Skip to main content

A simple NLP utility library

Project description

HubNLP Documentation

Introduction

HubNLP is a simple, user-friendly NLP utility library designed to make NLP tasks easier and more accessible. It includes functions for Named Entity Recognition (NER), word feature extraction, attention-based models, and more.


Installation

You can install HubNLP via pip:

pip install HubNLP

Functions and Features

1. print_developer_info()

Prints the information about the developer of the library.

Usage:

from HubNLP import print_developer_info

print_developer_info()

Output:

Developer: Self-nasu
Library: HubNLP
Email: nexiotech.2024@gmail.com

2. print_library_tagline()

Prints the tagline or description of the library.

Usage:

from HubNLP import print_library_tagline

print_library_tagline()

Output:

HubNLP - A simple NLP utility library

3. load_ner_data(file_path)

Loads NER data in CoNLL format (which includes words, part-of-speech tags, and NER tags).

Arguments:

  • file_path (str): The path to the CoNLL format text file.

Returns:

A list of sentences, where each sentence is represented as a list of tuples (word, pos, ner).

Usage:

from HubNLP import load_ner_data

file_path = "path/to/conll_file.txt"
sentences = load_ner_data(file_path)

print(sentences)

Example Output:

[[("John", "NNP", "B-PER"), ("Smith", "NNP", "I-PER")],
 ["London", "NNP", "B-LOC"]]

4. extract_word_features(sentence, index)

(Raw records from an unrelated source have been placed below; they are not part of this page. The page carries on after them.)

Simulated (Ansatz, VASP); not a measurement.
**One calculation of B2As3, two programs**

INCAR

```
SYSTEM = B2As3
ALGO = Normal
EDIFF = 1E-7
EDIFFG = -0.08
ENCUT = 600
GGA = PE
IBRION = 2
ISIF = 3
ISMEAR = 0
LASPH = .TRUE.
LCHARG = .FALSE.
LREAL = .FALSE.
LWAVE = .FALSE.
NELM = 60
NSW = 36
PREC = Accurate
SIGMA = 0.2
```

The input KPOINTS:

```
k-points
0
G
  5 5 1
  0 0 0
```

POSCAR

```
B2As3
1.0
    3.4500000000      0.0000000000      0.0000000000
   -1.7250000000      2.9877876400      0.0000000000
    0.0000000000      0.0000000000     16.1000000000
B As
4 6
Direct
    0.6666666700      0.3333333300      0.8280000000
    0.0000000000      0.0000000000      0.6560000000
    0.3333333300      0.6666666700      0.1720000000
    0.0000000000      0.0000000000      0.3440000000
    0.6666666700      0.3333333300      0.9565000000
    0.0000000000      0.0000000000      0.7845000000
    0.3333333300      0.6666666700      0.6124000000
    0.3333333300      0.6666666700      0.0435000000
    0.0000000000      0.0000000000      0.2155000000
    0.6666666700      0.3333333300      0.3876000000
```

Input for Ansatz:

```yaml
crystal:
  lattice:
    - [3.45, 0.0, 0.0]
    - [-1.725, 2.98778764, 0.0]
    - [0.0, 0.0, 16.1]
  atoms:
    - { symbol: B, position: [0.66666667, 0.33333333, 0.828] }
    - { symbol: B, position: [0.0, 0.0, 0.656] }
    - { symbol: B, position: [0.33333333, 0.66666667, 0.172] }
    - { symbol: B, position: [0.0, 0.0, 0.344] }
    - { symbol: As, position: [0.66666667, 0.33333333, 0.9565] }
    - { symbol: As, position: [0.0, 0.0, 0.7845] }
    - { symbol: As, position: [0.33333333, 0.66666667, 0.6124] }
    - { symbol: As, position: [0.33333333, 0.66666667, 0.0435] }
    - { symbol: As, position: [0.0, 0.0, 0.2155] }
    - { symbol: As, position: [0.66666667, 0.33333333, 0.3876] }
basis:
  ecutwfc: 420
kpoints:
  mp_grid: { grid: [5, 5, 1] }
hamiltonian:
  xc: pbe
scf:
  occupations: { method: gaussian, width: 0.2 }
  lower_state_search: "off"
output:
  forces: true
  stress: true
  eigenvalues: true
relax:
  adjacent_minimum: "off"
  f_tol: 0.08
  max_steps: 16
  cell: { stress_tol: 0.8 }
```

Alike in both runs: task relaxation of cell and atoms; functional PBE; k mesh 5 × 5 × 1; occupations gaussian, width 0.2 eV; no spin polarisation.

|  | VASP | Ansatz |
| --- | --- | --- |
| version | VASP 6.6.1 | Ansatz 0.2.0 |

Extracts features for a specific word in a sentence for NLP tasks (e.g., NER or POS tagging).

Arguments:

  • sentence (list): A list of tuples representing a sentence, where each tuple contains (word, POS, [optional] NER tag).
  • index (int): The index of the word in the sentence for which features are to be extracted.

Returns:

A dictionary containing features for the word.

Usage:

from HubNLP import extract_word_features

sentence = [("John", "NNP"), ("is", "VBZ"), ("running", "VBG")]
features = extract_word_features(sentence, 2)

print(features)

Example Output:

{
    'word': 'running',
    'postag': 'VBG',
    'is_upper': False,
    'is_title': False,
    'is_digit': False,
    '-1:word': 'is',
    '-1:postag': 'VBZ',
    'BOS': False,
    '+1:word': '',
    '+1:postag': '',
    'EOS': True
}

5. AttentionLayer Class

Defines a custom attention layer that applies a Bi-directional LSTM followed by an attention mechanism.

Usage:

from HubNLP import AttentionLayer
import tensorflow as tf
from tensorflow.keras.layers import Input, Embedding, Dense, Bidirectional, LSTM

# Example to use AttentionLayer
class CustomModel(tf.keras.Model):
    def __init__(self, vocab_size, embedding_dim, max_seq_len, lstm_units):
        super(CustomModel, self).__init__()
        self.embedding = Embedding(input_dim=vocab_size, output_dim=embedding_dim, input_length=max_seq_len)
        self.attention_layer = AttentionLayer(lstm_units)
        self.dense = Dense(64, activation='relu')
        self.output_layer = Dense(4, activation='softmax')  # For 4-class classification
    
    def call(self, inputs):
        review_input, aspect_input = inputs
        review_embedded = self.embedding(review_input)
        aspect_embedded = self.embedding(aspect_input)
        context_vector = self.attention_layer([review_embedded, aspect_embedded])
        x = self.dense(context_vector)
        return self.output_layer(x)

6. build_attention_model(vocab_size, embedding_dim, max_seq_len, lstm_units)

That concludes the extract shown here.